The film is set in Arizona in 1873, and Jake Lonergan (Daniel Craig) is The Man
With No Memory. He has a large metallic wristband on his left arm,
something he can't remove. Jake's wanted by the local sheriff, we learn,
but when oversized Gollum-like aliens rapture the townsfolk away to their space
ships in the sky Sheriff Taggart (Keith Carradine) and Woodrow Dolarhyde
(Harrison Ford) have other priorities as they team up with Jake to find the
vanishing citizenry and bring them back.
Mr. Favreau, who directed last year's disappointing
"Iron Man 2",
makes a film that's only slightly more entertaining in some respects, poking fun
at westerns and making comments about the clichés and players on its landscape.
"Cowboys & Aliens" has its fair share of laughs, and engages in a patronizing
revisionist take on cowboys and Native Americans. The film tries to
shoehorn "Close Encounters" and "Jurassic Park" atmospheres into a western whose
rhythm is initially tranquil. "Cowboys And Aliens" also tries to jump on
board the Romero and Leone trains but for the most part it derails.

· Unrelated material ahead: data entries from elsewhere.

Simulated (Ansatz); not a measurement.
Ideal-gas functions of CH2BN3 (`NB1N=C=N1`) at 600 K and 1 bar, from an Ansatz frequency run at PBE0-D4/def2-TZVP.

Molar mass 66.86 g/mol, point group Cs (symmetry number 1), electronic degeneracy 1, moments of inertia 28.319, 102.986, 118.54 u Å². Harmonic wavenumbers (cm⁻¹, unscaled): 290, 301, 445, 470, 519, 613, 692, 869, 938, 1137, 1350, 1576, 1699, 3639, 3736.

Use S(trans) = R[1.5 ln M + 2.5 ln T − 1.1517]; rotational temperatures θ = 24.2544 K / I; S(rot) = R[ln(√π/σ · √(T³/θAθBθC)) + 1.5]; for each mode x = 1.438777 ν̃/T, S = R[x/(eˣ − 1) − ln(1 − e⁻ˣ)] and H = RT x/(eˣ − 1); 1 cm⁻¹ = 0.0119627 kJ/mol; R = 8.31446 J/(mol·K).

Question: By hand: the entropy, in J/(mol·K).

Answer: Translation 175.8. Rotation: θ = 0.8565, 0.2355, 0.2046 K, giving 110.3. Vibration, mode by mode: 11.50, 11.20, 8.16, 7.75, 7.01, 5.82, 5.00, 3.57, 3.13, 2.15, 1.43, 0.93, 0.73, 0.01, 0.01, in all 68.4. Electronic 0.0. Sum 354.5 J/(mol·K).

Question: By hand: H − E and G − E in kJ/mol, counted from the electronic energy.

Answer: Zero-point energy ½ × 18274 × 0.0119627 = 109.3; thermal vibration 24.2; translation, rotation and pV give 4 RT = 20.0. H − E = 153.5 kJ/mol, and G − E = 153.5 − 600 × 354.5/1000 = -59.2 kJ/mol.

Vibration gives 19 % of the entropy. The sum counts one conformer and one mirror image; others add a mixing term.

Cinematographer Matthew Libatique ("Miracle
At St. Anna",
"Kobe Doin' Work",
"Black Swan")
crafts beautiful visions of the western plains, with Technicolor jolts evoking
the richness of color in classic westerns like "The Searchers", which this film
is largely reminiscent of. Ella, played by Olivia Wilde, also reminded me
of the young girl being searched for in John Ford's film, only Ella is out and
about, mistaken too many times for a prostitute. "Cowboys & Aliens"
tentatively reveals her in some scenes while making her more apparent and
exploitable in others. The special effects surprisingly aren't as
problematic in this film, which nervously combines the sci-fi and western
genres, but after a while they're a tiresome presence.
The film's script however, is its biggest casualty. Written by five
collaborators, almost always a sign of trouble (especially in action films and
romantic comedies), "Cowboys & Aliens" is full of cardboard characters whom we
care little for, even though some of the actors playing them are enjoyable.
Characters do inexplicable about faces. Dolarhyde, a gruff, brusque
character, suddenly develops a warmth for his creep of a son Percy (a hilarious
Paul Dano), who deserves to be banished to another planet for some of his crazy
antics. Yes, it's all in service of trying to resolving the tenuous
strands of a screenplay and fleshing out the arc of a character, but it's messy,
hollow and unconvincing.
There's little purpose for why the aliens are shown doing what they do in
"Cowboys & Aliens". Why don't the aliens go back home to their beautiful
midnight heavens and leave the Earthlings alone? Are the aliens just plain
bored stiff? If you title your film "Cowboys & Aliens" you are duty-bound
to showcase the relationship of one to the other and vice versa. An
audience can suspend disbelief, but it's difficult to put reality in a parking
lot when the director and his writers frequently defy the realms of movie
commonsense.
As such "Cowboys & Aliens" fails to adequately connect the aliens to their new
landscape, so that you are watching two separate movies instead of one.
"Attack
The Block" showed you aliens and smartly avoided detailing them.
Its mission -- getting intrusive aliens the heck out of Dodge, South London --
was clear, but here, aliens take humankind from Arizona, stay for a while in a
state that will centuries later expel its immigrants with unconscionable laws --
and don't do much else. It's a strange juxtaposition, which both the
director and the script fail to enliven or make coherent.
"Rango"
did far better on both a comedic and dramatic scale of combining species in a
western genre.
Mr. Favreau, who sometimes lacks an appreciable depth in effectively utilizing
concepts in the larger scale films he directs (such as the aforementioned "Iron
Man 2"), spends much time here with repetitive phantasmagoric snapshots that
feel like hammers designed to wake the audience, rather than key moments
designed to advance plot. While I admittedly enjoyed some of "Cowboys &
Aliens" more than I expected to, in the end I was underwhelmed by an experience
that crumbled faster than quicksand.
With: Adam Beach, Noah Ringer,
Clancy Brown, Ana de la Reguera, Chris Browning, Abigail Spencer.
"Cowboys & Aliens" is rated PG-13 by the Motion Picture
Association Of America for intense sequences of Western and sci-fi violence,
some partial nudity and a brief crude reference. The film's
running time is one hour and 58 minutes.